6 Things you should know about the Rejected South-East development commission bill
2 minute read
It's no news that the federal House of Representatives on Thursday
rejected a bill seeking to establish the South-East Development
Commission. Although, the rejection of the bill, however, led to a protest from
lawmakers from the South-East. But, before the bill was rejected, a
motion was earlier moved by the Deputy Chairman, House Committee on
Rules and Business, Hon. Bode Ayorinde that the bill should be stepped
down.
It can be recalled that the rejected bill which was sponsored by the Minority Whip, Hon. Chukwuka Onyema and 42 others, is for an Act to establish the South East Development Commission charged with the responsibility, among other things.
According to Hon. Onyema, the commission when established would formulate policies and guidelines for the development of states in the South-East, conceive and implement economic development plans in accordance with the set rules and regulations, projects and programs for the sustainable development of the South-East states in the areas of transportation including roads, health, education, employment, agriculture, industrialisation, housing and urban development, water supply, electricity and telecommunication.
But here are the six key points about the bill, majorly the financial implication of the bill, which according to Hon. Onyema is consist of...

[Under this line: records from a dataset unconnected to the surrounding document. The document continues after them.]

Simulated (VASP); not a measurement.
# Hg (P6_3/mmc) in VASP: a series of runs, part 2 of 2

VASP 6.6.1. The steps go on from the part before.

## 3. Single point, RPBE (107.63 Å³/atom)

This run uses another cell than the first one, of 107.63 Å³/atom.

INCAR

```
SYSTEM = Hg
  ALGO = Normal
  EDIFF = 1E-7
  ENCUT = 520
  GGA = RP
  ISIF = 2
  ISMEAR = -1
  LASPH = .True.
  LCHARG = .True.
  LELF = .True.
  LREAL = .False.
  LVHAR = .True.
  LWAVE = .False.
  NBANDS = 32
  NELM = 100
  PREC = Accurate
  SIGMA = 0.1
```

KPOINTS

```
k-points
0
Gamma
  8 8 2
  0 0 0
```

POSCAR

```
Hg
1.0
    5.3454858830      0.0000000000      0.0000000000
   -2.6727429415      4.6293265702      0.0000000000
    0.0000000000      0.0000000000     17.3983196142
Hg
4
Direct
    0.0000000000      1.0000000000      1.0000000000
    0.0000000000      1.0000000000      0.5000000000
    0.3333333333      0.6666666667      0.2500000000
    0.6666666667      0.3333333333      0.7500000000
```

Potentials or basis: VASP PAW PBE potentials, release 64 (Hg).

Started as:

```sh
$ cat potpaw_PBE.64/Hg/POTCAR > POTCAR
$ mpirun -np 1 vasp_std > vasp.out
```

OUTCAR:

1). “15 per cent of the total monthly statutory allocations due to member states of the commission from the Federation account.
2). “3 per cent of the total budget of any oil producing company operating onshore and offshore in the South-East states including gas processing companies.
3). “3 per cent of the total annual budget of any solid mineral extracting mining company operating in the South-East.
4). “50 percent of monies due to member states of the commission from the ecological fund.
5). “Such monies as may from time to time be granted or lent to or be deposited with the commission by the Federal Government or states government, any other body or institution whether local or foreign.
6). “All monies raised for the purpose of the commission by way of gifts, loans grant in aid, testamentary, disposition or otherwise.”
Above are the six key points that made up of the bill, and before the bill was rejected by a voice vote, some members of the House from the South-East made a contribution.
Hon. Uzoma Abonta in his contribution said that the bill was for the development of the South-East states.
The House minority leader, Hon. Leo Ogor in his own contribution said the bill was a step in right direction, stressing that, “This country need to be restructured. We cannot continue the way we are going.”
Meanwhile, Hon. Sani Abdul, on his part said that the agitation to create the commission was as a result of government’s failure to its citizens, saying that, “We should look at it holistically in order not to have a problem. We are worried; the timing of the bill with the agitation of Biafra is suspicious.”
It can be recalled that the rejected bill which was sponsored by the Minority Whip, Hon. Chukwuka Onyema and 42 others, is for an Act to establish the South East Development Commission charged with the responsibility, among other things.
According to Hon. Onyema, the commission when established would formulate policies and guidelines for the development of states in the South-East, conceive and implement economic development plans in accordance with the set rules and regulations, projects and programs for the sustainable development of the South-East states in the areas of transportation including roads, health, education, employment, agriculture, industrialisation, housing and urban development, water supply, electricity and telecommunication.
But here are the six key points about the bill, majorly the financial implication of the bill, which according to Hon. Onyema is consist of...
1). “15 per cent of the total monthly statutory allocations due to member states of the commission from the Federation account.
2). “3 per cent of the total budget of any oil producing company operating onshore and offshore in the South-East states including gas processing companies.
3). “3 per cent of the total annual budget of any solid mineral extracting mining company operating in the South-East.
4). “50 percent of monies due to member states of the commission from the ecological fund.
5). “Such monies as may from time to time be granted or lent to or be deposited with the commission by the Federal Government or states government, any other body or institution whether local or foreign.
6). “All monies raised for the purpose of the commission by way of gifts, loans grant in aid, testamentary, disposition or otherwise.”
Above are the six key points that made up of the bill, and before the bill was rejected by a voice vote, some members of the House from the South-East made a contribution.
Hon. Uzoma Abonta in his contribution said that the bill was for the development of the South-East states.
The House minority leader, Hon. Leo Ogor in his own contribution said the bill was a step in right direction, stressing that, “This country need to be restructured. We cannot continue the way we are going.”
Meanwhile, Hon. Sani Abdul, on his part said that the agitation to create the commission was as a result of government’s failure to its citizens, saying that, “We should look at it holistically in order not to have a problem. We are worried; the timing of the bill with the agitation of Biafra is suspicious.”